Bosnia and Herzegovina
The territories of today's Bosnia and Herzegovina were part of Illyria and later part of the Roman Empire (provinces Dalmatia and Pannonia). After the fall of Rome, the area was contested by the Byzantine Empire and Rome's successors in the West. Slavs settled the region in the 7th century. The first mention of the term Bosnia is in De Administrando Imperio, a book by Constantine Porphyrogenitus, Byzantine emperor and historian. The kingdoms of Serbia and Croatia split control of Bosnia and Herzegovina in the 9th century. The 11th and 12th centuries saw the rule of the region by the kingdom of Hungary.
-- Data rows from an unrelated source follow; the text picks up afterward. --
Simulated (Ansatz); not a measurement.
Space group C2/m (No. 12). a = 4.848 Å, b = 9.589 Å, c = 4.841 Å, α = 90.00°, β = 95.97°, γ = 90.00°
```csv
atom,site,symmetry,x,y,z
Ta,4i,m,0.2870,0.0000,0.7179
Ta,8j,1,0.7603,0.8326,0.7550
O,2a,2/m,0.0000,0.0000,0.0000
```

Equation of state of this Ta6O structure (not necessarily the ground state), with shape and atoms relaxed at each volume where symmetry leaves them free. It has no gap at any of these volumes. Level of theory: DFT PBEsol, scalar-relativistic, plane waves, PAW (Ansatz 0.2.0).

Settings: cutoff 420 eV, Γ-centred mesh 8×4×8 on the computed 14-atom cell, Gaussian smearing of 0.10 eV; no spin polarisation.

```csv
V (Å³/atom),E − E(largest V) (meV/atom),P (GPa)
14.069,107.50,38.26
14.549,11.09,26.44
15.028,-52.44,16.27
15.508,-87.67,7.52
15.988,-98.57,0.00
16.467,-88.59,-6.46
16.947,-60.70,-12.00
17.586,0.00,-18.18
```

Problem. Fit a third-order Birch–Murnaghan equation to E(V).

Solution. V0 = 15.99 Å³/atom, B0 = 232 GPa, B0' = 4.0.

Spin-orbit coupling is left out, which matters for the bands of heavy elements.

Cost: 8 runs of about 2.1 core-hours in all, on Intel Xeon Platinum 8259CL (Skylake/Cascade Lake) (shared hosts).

The medieval banate of Bosnia gained autonomy by the end of the 12th century, and grew into an independent kingdom in 1377 under king Tvrtko Kotromanić. Bosnia remained independent up until 1463, when Ottoman Turks conquered the region and established the Ottoman province of Bosnia. In these times there also lived a certain amount of adherents to the so-called Bosnian Church (variously referred to as krstjani, bogumili, etc) which belonged neither to the Western nor to the Eastern Christian churches.
During the four centuries of Ottoman rule, many Bosnians dropped their ties to Christianity in favor of Islam, including most of the faithful of the Bosnian Church. Bosnia was under Ottoman rule until 1878, when it became a colony under Austria-Hungary. While those living in Bosnia were from 1908 officially in the Austro-Hungarian Empire, South Slavs in Serbia and elsewhere were calling for a South Slav state; World War I began with the assassination in Sarajevo of Archduke Ferdinand, heir to the Austro-Hungarian throne, which was organized by Serb nationalists. Following the war, Bosnia became part of the South Slav kingdom of Serbs, Croats and Slovenes (later renamed to kingdom of Yugoslavia).
When Yugoslavia was invaded in World War II, all of Bosnia and Herzegovina was ceded to Nazi-puppet Croatia. The Cold War saw the establishment of the Communist Yugoslavia under Tito, and the reestablishment of Bosnia and Herzegovina as a republic within its Ottoman borders.
The Bosnian-Herzegovinian declaration of sovereignty in October of 1991, was followed by a referendum for independence from Yugoslavia in February 1992 boycotted by the Bosnian-Herzegovinian Serbs. Serbia and Bosnian Serbs responded shortly thereafter with armed attacks on Bosnian-Herzegovinian Croats and Bosniaks aimed at partitioning the republic along ethnic lines and joining Serb-held areas. The UNPROFOR (UN Protection Force) was deployed in Bosnia and Herzegovina in mid-1992. 1992 and 1993 saw the greatest bloodshed in Europe after 1945. In March 1994, Bosniaks and Croats reduced the number of warring factions from three to two by signing an agreement creating a joint Bosniak-Croat Federation of Bosnia and Herzegovina. Each nation reported many casualties in the three sided conflict, in which the Bosniaks reported the highest number of deaths and casualties. However, the only case officially ruled by the U.N. Hague tribunal as genocide was the Srebrenica massacre of 1995. At the end of the war more than 200,000 had been killed and more than 2 million people fled their homes (including over 1 million to neighboring nations and the west).
On November 21, 1995, in Dayton, Ohio, presidents of Bosnia and Herzegovina (Alija Izetbegović), Croatia (Franjo Tuđman), and Serbia (Slobodan Milošević) signed a peace agreement that brought a halt to the three years of war in the Republic of Bosnia and Herzegovina (the final agreement was signed in Paris on 14 December 1995). The Dayton Agreement succeeded in ending the bloodshed in Bosnia and Herzegovina, and it institutionalized the division between the Bosnian-Herzegovinian Muslim and Croat entity - Federation of Bosnia and Herzegovina (51% of the territory), and the Bosnian-Herzegovinian Serb entity - Republika Srpska (49%).
The enforcement of the implementation of the Dayton Agreement was through a UN mandate using various multinational forces: NATO-led IFOR (Implementation Force), which transitioned to the SFOR (Stabilisation Force) the next year, which in turn transitioned to the EU-led EUFOR at end of 2004. The civil administration of Bosnia and Herzegovina is headed by the High Representative of the international community.